Fuel Injected Vehicles
Fuel Injection Basics
Fuel injected vehicles use a computer and sensing devices to sense and maintain the correct air/fuel ratio. One of the key sensing devices is the oxygen sensor. Fuel injected vehicles have one or more oxygen sensors installed in the exhaust stream. The computer extrapolates what the air/fuel ratio is based on the amount of oxygen in the exhaust, as reported by the oxygen sensor.
When a Hydrogen on demand device is installed, such as a hydroxy electrolyzer, the petroleum based fuel is burned more completely. One of the results of this is that there is more oxygen (and less unburned hydrocarbons) in the exhaust stream. This is a good thing, and is in fact, what we are trying to achieve. However, the computer will perceive this condition as a "too lean" air/fuel mix. In other words, what is now a desirable condition in the exhaust, will be interpreted as "not enough gas", and the computer will direct the fuel injectors to increase the amount of gas being pumped into the engine.
The result is that the oxygen sensor and computer prevent efficient combustion from occurring!
The oxygen sensor "tells" the computer what the oxygen content is by providing a voltage on it's signal wire between 0 and 1 volt. 450 millivolts (.45 volts) means that the fuel/air mixture is correct. Higher values means the mix is rich (has too much gas), and lower voltages means the mix is lean. By adding voltage to the sensor's output, we can compensate for the additional oxygen in the exhaust.
The Electronic Fuel Injection Enhancer (EFIE) does exactly this. It adds a floating voltage to the top of whatever the oxygen sensor is putting out. It has an adjustment that allows you to control, to within a few millivolts, the amount of this added voltage. This allows the computer to be unaware of the additional oxygen content of the exhaust, and the electrolyzer can now achieve it's full potential in fuel savings.
Most cars have oxygen sensors both before and after the catalytic converter. The ones downstream from the converter do not need to be treated. Their data is used to determine when the converter has gone bad, but are not used in the air/fuel calculations. EFIEs are only needed for all upstream oxygen sensors.
If you are purchasing an HHO generator for a fuel injected vehicle, go to www.fuelsaver-mpg.com
We at HHO2u
want your Hydrogen on Demand projects to be successful fuel saving devices and are here to help any way we can.
Important Information For HHO Dry Cell Install
There have been quite a few breakthroughs recently at www.fuelsaver-mpg.com, and quite a few more will be coming up soon. The leading experts in HHO and Hydrogen on demand electronics have many new products, and we at hho 2u have learned quite a few new things in recent months.
FuelSaver-MPG Inc. has worked hard for years to create devices and technologly that will make the end users more successful when installing HHO Drycells or other Hydrogen on demand systems.
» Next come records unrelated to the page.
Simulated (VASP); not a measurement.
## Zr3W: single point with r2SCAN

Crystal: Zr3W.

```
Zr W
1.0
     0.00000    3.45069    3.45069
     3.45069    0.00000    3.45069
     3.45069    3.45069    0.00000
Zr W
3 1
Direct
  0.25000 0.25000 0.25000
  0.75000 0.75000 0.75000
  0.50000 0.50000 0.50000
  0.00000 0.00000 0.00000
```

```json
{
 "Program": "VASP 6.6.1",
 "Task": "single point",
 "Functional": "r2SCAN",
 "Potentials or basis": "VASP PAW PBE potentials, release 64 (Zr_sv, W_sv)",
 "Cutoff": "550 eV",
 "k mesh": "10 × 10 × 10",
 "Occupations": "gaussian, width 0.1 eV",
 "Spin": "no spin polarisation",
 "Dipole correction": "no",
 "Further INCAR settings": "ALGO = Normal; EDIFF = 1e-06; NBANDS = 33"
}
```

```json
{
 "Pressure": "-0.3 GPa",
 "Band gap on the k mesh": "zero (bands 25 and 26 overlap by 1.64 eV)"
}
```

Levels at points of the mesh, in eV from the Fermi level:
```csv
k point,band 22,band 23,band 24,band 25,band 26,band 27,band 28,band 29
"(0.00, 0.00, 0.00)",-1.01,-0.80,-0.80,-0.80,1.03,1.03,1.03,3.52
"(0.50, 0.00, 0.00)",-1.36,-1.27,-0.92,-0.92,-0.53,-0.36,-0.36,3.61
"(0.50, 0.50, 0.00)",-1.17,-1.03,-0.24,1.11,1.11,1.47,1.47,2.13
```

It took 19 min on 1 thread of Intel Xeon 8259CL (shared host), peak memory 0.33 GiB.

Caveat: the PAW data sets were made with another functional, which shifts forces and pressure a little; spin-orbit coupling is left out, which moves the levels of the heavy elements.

New HHO electronics Products
This is the latest technology for handling narrow band oxygen sensors. These devices have proven to be able to control the vehicle's air/fuel ratio much more effectively, and can run leaner than the older style analog devices. We now are recommending digital EFIEs for all narrow band vehicles when installing our hho dry cell systems. You can find out more about these at these links:
All EFIE Devices
These have been out for quite a while now, but these products really rock. Actually, to be entirely truthful, it's the wide band oxygen sensors that rock. They are so much more precise that they can control a vehicle's air/fuel ratio very smoothly and precisely. However, this means that when we modify the sensor's signal with our Wide Band EFIE, our control of the modified air/fuel ratio is equally precise. Prior to the release of the Wide Band EFIE, there was no solution for these sensors. Now, these vehicles are the easiest to control of all. These EFIEs work on all wide band oxygen sensors, including the 4-wire type used by Toyota. You can find out more about these EFIEs at Wide Band Oxygen Sensors.
So far we haven't produced an MAF/MAP enhancer. The main reason is that we didn't wan't to produce something that will cost $50 when a perfectly good device can be built for about $3. We have an article that tells you how to do that at A Simple MAF/MAP Enhancer
. However, there are a number of MAFs and MAPs in use today that will not respond to any enhancer made today. The MAP enhancers that you see on ebay, and the simple one I describe in my article, will only work with MAPs or MAFs that work on voltage. However there are quite a high percentage of these devices that signal the computer using a varying frequency. There is no handling available for these types of MAF of MAP sensor. However, we are now in the final prototype stage for a frequency based MAP/MAF Enhancer. It will also work on voltage type sensors, but is designed to be a solution for those that have frequency based units.
Fuelsavers now have some OBD2 scanners available on their site. These are actually inexpensive Chinese scanners that come with free software, and plug in to the USB port on your computer. They actually work very well. We've tested these on a number of vehicles and they work fine. You can read and clear engine error codes, and also read sensor information in real time. There are 2 versions. One plugs into a USB port, and the other plugs into a serial (RS-232) port. Awesome tool for the low price.
You can find them here:
Which EFIE Do I Need?
Categories -- Accessories
We at HHO2u will also soon be listing some reservoir tanks, bubblers, hose and other incidentals needed for an HHO install. We'll be offering these items for those folks that have purchased or built a hho cell, but don't have the other items needed to install a complete system. If you need these items separate for now please contact us. For Complete HHO Dry Cell System go to our HHO dry cell pages.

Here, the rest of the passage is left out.